Caretakers at the Davao Memorial Park (DMP), the city’s biggest and first cemetery designed as a park, observed that fewer families visited the place last weekend compared to three years ago when the park was already teeming with visitors putting up tents a week before November 1 and 2, respectively.
Roel Clavicilla, an officer at the DMP, said they noticed the drop in number of visitors when the city government started strict implementation of policies banning liquor, smoking and gambling in the cemeteries in 2003.
Since then, he said, visitors gambling, drinking and playing loud music in the cemeteries have significantly decreased.
“I like what’s happening now. The cemetery is less congested and incidents of brawls also fell,” Clavacilla said.
All Saints and All Souls Day liquor ban was actually imposed by the city government through City Council Resolution 6071 and Ordinance No. 1694 as early as 1994 but was only strictly implemented the last three years.

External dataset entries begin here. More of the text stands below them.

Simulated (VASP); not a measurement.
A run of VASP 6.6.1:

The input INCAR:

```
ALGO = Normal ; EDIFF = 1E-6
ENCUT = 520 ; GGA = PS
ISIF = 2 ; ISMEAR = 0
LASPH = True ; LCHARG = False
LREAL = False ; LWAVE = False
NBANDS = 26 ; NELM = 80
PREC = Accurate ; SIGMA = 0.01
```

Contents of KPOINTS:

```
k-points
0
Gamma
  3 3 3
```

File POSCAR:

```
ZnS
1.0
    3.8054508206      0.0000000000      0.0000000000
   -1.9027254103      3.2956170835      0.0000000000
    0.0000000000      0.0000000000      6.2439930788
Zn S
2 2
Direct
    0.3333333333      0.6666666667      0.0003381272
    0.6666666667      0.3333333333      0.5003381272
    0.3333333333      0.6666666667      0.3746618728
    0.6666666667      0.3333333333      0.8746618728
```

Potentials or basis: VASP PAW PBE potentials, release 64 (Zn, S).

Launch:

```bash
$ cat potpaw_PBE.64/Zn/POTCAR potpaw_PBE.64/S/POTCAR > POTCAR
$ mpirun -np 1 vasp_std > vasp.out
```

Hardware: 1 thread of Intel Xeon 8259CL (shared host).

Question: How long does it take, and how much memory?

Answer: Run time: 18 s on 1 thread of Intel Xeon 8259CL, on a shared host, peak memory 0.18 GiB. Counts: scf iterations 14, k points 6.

The city ordinance says “selling and drinking of liquor during this normally solemn and quiet celebration has definitely dampened the spirit of the occasion as they are often marred by violent incidents, sometimes resulting in death brought about by people under the influence of liquor.”
Violators of the ordinance are fined P2,000 or penalized with a three-month imprisonment as decreed by the courts.
Barangay chair Renato Gatchalian, whose Barangay 8-A village along Fr. Selga Street and Madapo Hills covers six private and public cemeteries, said they also do not expect bigger turn out of visitors compared to past years but will strictly enforce bans on liquor, gambling and smoking in their areas of responsibility.
Gatchalian said village officials and a contingent of 41 security guards will be aiding the police in securing the cemeteries and enforcing the bans round the clock from October 31 to November 2.
Gatchalian also said they will also be on the look-out for members of teenage gangs which have been using cemeteries, in particular the Roman Catholic Cemetery as a place for meeting and rioting with rival gangs.
He said that in the past six months, barangay security guards have arrested and turned over to the police several teenage gang members who have been hanging out in the cemeteries from midnight to dawn.
Mayor Rodrigo Duterte on Sunday also reiterated his earlier warnings that all intoxicating drinks brought in or sold in cemeteries will be confiscated by the police while those caught disturbing the peace and the sanctity of the occasion will be arrested.
Duterte said, in particular, he will not tolerate persons smoking, gambling, making loud noise and playing videoke machines at ear-splitting levels.
“Maintain a little bit of discipline for yourself and your fellow human beings,” Duterte said in his regular Sunday television show, “Gikan sa Masa Para sa Masa” (From the Masses, For the Masses) over ABS-CBN television station.
Duterte said these special days have a deep religious and spiritual meaning that must be respected and solemnly observed by visitors to the cemeteries.